Monday, April 17, 2023

THE COLOUR OUT OF SPACE

THE COLOUR OUT OF SPACE
"'It must be somethin’ from away off in the sky like the men from the college last year says the meteor stone was. The way it’s made an’ the way it works ain’t like no way o’ God’s world. It’s some’at from beyond.'"

"It was a scene from a vision of Fuseli, and over all the rest reigned that riot of luminous amorphousness, that alien and undimensioned rainbow of cryptic poison from the well—seething, feeling, lapping, reaching, scintillating, straining, and malignly bubbling in its cosmic and unrecognisable chromaticism."
H.P. Lovecraft, The Colour Out Of Space

This week will be redrawings of 5 creatures from Lovecraft's story The Colour Out Of Space. This first one is the titular "color". I wanted to this new verson to look more smoke like and billowy.

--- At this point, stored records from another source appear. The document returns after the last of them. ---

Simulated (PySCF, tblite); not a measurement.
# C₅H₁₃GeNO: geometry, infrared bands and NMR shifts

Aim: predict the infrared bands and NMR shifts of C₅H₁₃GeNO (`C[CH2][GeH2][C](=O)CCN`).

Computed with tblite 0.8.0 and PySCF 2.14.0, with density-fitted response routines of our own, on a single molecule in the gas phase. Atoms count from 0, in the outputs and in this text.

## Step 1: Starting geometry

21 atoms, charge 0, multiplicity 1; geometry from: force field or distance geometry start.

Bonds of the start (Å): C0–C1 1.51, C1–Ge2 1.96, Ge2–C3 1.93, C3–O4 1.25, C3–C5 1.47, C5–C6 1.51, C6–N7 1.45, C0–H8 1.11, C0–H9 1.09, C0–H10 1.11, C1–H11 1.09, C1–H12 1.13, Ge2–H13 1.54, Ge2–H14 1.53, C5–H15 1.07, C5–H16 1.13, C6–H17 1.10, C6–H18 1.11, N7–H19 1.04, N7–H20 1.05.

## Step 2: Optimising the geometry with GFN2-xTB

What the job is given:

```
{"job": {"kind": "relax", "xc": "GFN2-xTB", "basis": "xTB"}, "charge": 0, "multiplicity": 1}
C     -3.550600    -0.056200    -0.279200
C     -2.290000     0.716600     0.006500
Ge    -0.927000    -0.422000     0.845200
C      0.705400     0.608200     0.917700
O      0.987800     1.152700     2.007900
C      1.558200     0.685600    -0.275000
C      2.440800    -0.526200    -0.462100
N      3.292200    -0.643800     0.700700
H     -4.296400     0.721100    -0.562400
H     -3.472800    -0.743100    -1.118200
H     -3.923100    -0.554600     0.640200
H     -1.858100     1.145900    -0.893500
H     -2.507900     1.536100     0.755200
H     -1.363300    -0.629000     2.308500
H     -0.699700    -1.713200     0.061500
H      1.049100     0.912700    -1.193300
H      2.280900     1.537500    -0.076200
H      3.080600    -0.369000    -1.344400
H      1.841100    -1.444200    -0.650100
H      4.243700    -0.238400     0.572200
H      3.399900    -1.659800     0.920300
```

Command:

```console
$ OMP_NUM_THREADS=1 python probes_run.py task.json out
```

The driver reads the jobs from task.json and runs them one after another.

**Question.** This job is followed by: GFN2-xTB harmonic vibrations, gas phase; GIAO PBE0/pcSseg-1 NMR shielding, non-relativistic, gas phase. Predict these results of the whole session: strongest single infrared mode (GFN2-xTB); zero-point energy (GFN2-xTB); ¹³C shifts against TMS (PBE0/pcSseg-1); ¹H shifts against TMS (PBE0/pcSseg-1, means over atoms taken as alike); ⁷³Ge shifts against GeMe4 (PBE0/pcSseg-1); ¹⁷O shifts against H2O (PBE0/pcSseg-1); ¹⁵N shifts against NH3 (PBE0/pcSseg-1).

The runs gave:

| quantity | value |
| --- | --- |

This story was first published in the September 1927 issue of Amazing Stories (cover art by Frank R. Paul) and featured an illustration by J. M. de Aragon. It was later collected in the The Outsider And Others with an amazing illustration by Virgil Finlay.



As far as pop culture goes, Colour is all over the place. It's one of the most adapted of Lovecraft's stories, though almost all indirect. The first is the muddled AIP produced Die, Monster, Die! It features a meteor that makes plant life grow to gigantic proportions and mutates humans and animals alike. The problem is it's overly complicated and most of the actors are horrible. However, Boris Karloff is amazing in it and the FX are pretty cool.


There's also the Creepshow segment The Lonely Death Of Jordy Verrill (based on the Stephen King short story Weeds) that's basically a King version of Colour complete with meteor full of iridescent goo and rapidly growing plants.


It was adapted again in the 80s with film The Curse, starring Will Wheton that spawned 3 sequels! Again, giant meteor, quickly growing plants and human mutations!

One of my favorite versions is the German low budget film Die Farbe (aka The Color). This is the most straightforward adaptation of the story and the best. Cleverly, it's in black and white except for the color which appears as a pinkish purple.

Then, unfortunately, there's the overrated, overhyped Richard Stanley version starring (ugh) Nicholas Cage. This was sooo unintentionally goofy and Cage was so awful. Like Die, Monster, Die! there were confusing, unnecessary changes & additions.

Some of the visuals were cool but overall it's too painful to watch.









1 comment:

  1. Happy to see more Lovecraft!, I'll be happy to see you revisit some of the other weird fiction authors as well!